One step closer to lawlessness?

By The Curry Coastal Pilot September 19, 2012 09:23 am


In November 2011, the Curry Coastal Pilot published a seven-part series of stories about Curry County’s financial crises. One of those stories focused on potential cuts to public services, including law enforcement if a reliable, long-term funding wasn’t found.

At that time Sheriff John Bishop painted a dire picture of the future that included  the early release of prisoners and less deputies patrolling our communities.

Today, nearly one year later, that prediction has become a reality. The details are in today’s lead story.

For the last year there has been little progress – by state and county officials – to resolve the crisis. This has left Bishop no choice but to release inmates and pull road and parole deputies from street patrols and into the overcrowded jail.

While some residents will be surprised by this turn of events, we are not. We saw it coming, thus our multiple efforts to make Curry County residents and officials aware of the crisis and possible consequences.

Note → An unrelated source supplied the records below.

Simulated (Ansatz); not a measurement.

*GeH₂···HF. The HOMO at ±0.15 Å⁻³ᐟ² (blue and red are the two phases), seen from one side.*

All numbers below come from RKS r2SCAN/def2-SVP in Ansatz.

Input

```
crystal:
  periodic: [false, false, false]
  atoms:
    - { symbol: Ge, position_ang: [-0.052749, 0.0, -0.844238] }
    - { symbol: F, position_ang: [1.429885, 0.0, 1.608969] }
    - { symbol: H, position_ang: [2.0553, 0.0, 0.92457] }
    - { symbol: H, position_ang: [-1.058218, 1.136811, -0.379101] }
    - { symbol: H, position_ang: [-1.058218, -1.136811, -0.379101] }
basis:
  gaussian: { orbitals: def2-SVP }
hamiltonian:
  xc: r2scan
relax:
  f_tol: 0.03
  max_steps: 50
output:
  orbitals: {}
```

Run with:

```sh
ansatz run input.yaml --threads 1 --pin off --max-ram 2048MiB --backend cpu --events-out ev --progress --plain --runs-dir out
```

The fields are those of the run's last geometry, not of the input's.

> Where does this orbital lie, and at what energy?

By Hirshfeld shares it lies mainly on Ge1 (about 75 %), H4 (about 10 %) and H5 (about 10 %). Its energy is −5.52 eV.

Behind all this is the loss of federal timber payments, which Curry and many of Oregon’s rural counties have depended on for decades. To their credit, a delegation of Oregon’s congressional leaders have successfully obtained extensions of the timber money in recent years, but there’s no getting around the fact that money is or will soon be gone for good.

Also, we now have two lame duck county commissioners in office, no plans to ask voters to approve a public safety tax, and the results of efforts under way at the state and federal level are several years off.

Residents have every right to be worried. 

And let us not forget the impact that the perception of lawlessness in Curry County will have on tourism and new business recruitment.

The truth is, Curry County is lost in the wilderness, and  Bishop’s announcement this week offers little hope that help of any kind is on its way.